Will our beaches lose their national rankings because of sargassum seaweed?
Dr. Beach says the stinky seaweed could cost Florida points in annual beach rankings.
A seaweed scourge on Florida’s southeast coast could mean a downgrade in national rankings released each year by Dr. Beach with one popular park already taking a hit.
Dr. Beach, whose real name is Stephen Leatherman, director of Florida International University’s Laboratory for Coastal Research, grades America’s beaches on a 50-point scale that includes whether the shore is awash in stinky, buggy, scratchy sargassum.
This summer is the second consecutive year mats of seaweed have menaced South Florida from the Keys to the Treasure Coast.
Bill Baggs Cape Florida State Park near Miami suffered the consequences in 2019′s Top 10 rankings, which are released near Memorial Day.
“I took off Cape Florida this year because of sargassum build up,” Leatherman said. “A small amount of sargassum is fine but the kind of quantity we are seeing is like a sewer breaking open.”
When sargassum decays it releases hydrogen sulfide gas and ammonia that can smell like rotten eggs and even cause respiratory distress in people with breathing problems.
There’s no clear cause of the massive amounts of sargassum, which comes and goes with the tides and the wind, but can build up on beaches not cleaned regularly.

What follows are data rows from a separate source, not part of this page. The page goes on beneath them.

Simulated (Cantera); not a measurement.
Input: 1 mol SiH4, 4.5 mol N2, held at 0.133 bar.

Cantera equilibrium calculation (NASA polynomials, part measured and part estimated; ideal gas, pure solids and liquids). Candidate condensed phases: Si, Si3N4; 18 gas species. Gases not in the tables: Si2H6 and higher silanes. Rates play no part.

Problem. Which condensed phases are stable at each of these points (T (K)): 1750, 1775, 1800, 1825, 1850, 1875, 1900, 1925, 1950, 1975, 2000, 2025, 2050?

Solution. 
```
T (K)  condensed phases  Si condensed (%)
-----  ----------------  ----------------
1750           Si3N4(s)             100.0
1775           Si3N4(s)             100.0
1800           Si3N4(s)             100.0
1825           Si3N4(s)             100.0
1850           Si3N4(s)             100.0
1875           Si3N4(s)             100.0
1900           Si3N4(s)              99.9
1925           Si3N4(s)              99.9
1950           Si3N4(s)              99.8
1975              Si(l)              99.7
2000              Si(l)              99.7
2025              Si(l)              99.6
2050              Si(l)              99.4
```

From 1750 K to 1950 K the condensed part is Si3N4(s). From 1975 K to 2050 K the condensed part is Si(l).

Palm Beach County is especially susceptible to getting seaweed on its beaches because of its close proximity to the Gulf Stream, which is carrying the sargassum north. Easterly wind, which is the predominant summertime flow, blows it ashore.
“You can’t turn a blind eye to this thing,” Leatherman said. “It will come back to bite you.”
While some cities, towns and resorts are doing periodic sargassum cleanups, turtle nesting season hampers a widespread deep clean.
“The county has seen an increase in the amount of seaweed beaching in south county over the past week,” said Andy Studt, program supervisor for Palm Beach County’s Coastal Resources Management. “As I have previously mentioned, Palm Beach County has additional considerations on this topic relative to our southerly neighbors due to significantly greater marine turtle nesting densities.”
Leatherman suggests using floating booms, like what are used during oil spills, to keep the sargassum away from the beach and near shore water where people swim.
He also thinks Florida should implement a sargassum rating system so that if tourists come to visit a particular beach that is laden with seaweed, they would know where to find a clear beach.
“I don’t see that working,” said Glenn Jorgensen, executive director of Discover the Palm Beaches. “It would be very time-consuming.”
Jorgensen said the plethora of sargassum has come up at county Tourism and Development Council meetings but that only a few people have called asking about it and whether it would sully their vacation.
“When you explain to the people on the phone that it’s natural and it might be here one day and gone the next, they understand,” Jorgensen said.
Palm Beach County does have a daily online report of beach conditions for areas north and south. Both regions listed seaweed as a “hazard” on Friday.
A sargassum forecast released this week by the University of South Florida said the amount of sargassum in the Central West Atlantic and Caribbean Sea is higher than previous years, which means frequent beaching events in South Florida will continue possibly through September.
“I call Palm Beach one of the three ‘gold coasts’ with the Hamptons and Malibu,” Leatherman said. “It’s world famous and I don’t want to see it lose that distinction.”